07-10, 16:05–16:35 (US/Pacific), Ballroom
With datasets growing in both complexity and volume, the demand for more efficient data processing has never been higher. Pandas and NetworkX, the go-to Python libraries for tabular and graph data processing, are very popular for their ease of use and flexibility. However, they often struggle to keep pace with the demands of large-scale data analysis.
This talk introduces new open-source GPU accelerators from the NVIDIA RAPIDS project for Pandas and NetworkX, and will demonstrate how you can enable them for your workflows to experience massive speedups – up to 150x in pandas and 600x in NetworkX – without code changes.
Many data science workflows include Pandas and NetworkX for good reasons; they are well-understood and documented, easy to use, flexible, and have a large community of users ready to assist. However, as datasets continue to grow, these libraries can sometime struggle to perform. In the case of NetworkX, a large but realistic dataset can cause algorithms such as betweenness centrality to run for hours [1].

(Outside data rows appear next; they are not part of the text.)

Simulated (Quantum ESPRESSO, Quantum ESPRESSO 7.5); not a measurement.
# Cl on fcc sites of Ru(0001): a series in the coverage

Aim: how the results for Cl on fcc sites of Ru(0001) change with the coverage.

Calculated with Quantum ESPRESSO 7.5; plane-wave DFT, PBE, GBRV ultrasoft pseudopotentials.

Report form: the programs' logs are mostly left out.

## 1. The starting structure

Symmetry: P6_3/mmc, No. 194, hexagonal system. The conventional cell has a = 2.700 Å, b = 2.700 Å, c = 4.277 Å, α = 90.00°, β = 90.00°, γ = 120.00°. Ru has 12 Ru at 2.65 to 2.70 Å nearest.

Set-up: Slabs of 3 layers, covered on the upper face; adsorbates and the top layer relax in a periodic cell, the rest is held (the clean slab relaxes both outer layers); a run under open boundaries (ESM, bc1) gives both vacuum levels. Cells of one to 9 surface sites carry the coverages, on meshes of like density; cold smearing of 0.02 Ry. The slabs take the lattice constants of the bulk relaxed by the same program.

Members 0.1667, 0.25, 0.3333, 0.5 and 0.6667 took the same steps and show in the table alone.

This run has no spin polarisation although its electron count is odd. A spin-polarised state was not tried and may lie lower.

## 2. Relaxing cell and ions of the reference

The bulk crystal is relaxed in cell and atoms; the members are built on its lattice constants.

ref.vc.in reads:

Solutions to these problems exist, but often require the user to incorporate additional libraries with different interfaces that can require time to not only learn but integrate into the workflow. GPUs are excellent options for users that need significant performance increases, but these too can require code changes that, if not carefully done, can break workflows that must continue to run in CPU-only environments.
In this talk, we will demonstrate how to use two of the newest components in the NVIDIA RAPIDS suite – cudf.pandas and nx-cugraph - to GPU accelerate data science workflows that use Pandas and/or NetworkX, without requiring any code changes. Users can now run their workflows on CPU-only systems as they always have, but then realize massive performance increases when running on a system where a GPU is available.
cudf.pandas and nx-cugraph, like every other project in the RAPIDS suite, are open-source software licensed under the Apache 2.0 license. cudf.pandas and nx-cugraph are easily installed using pip, conda, or from source obtained at https://github.com/rapidsai/cudf for cudf.pandas and https://github.com/rapidsai/cugraph for nx-cugraph.
This talk will show example workflows that involve loading, cleaning, and analyzing a large graph dataset using Pandas and NetworkX. We will run the same workflow on both a CPU-only system and a system with GPUs and compare the performance of each.
We will explain the different approaches used to implement cudf.pandas and nx-cugraph, as well as the various features, caveats, and best practices to use them effectively.
This talk is intended for data scientists who want to take advantage of GPUs to speed up their data science workflows, but do not want to rewrite their existing code, learn new libraries, or sacrifice the ability to run on non-GPU systems. By using cudf.pandas and nx-cugraph, you can easily switch between CPU and GPU systems and enjoy the benefits of both.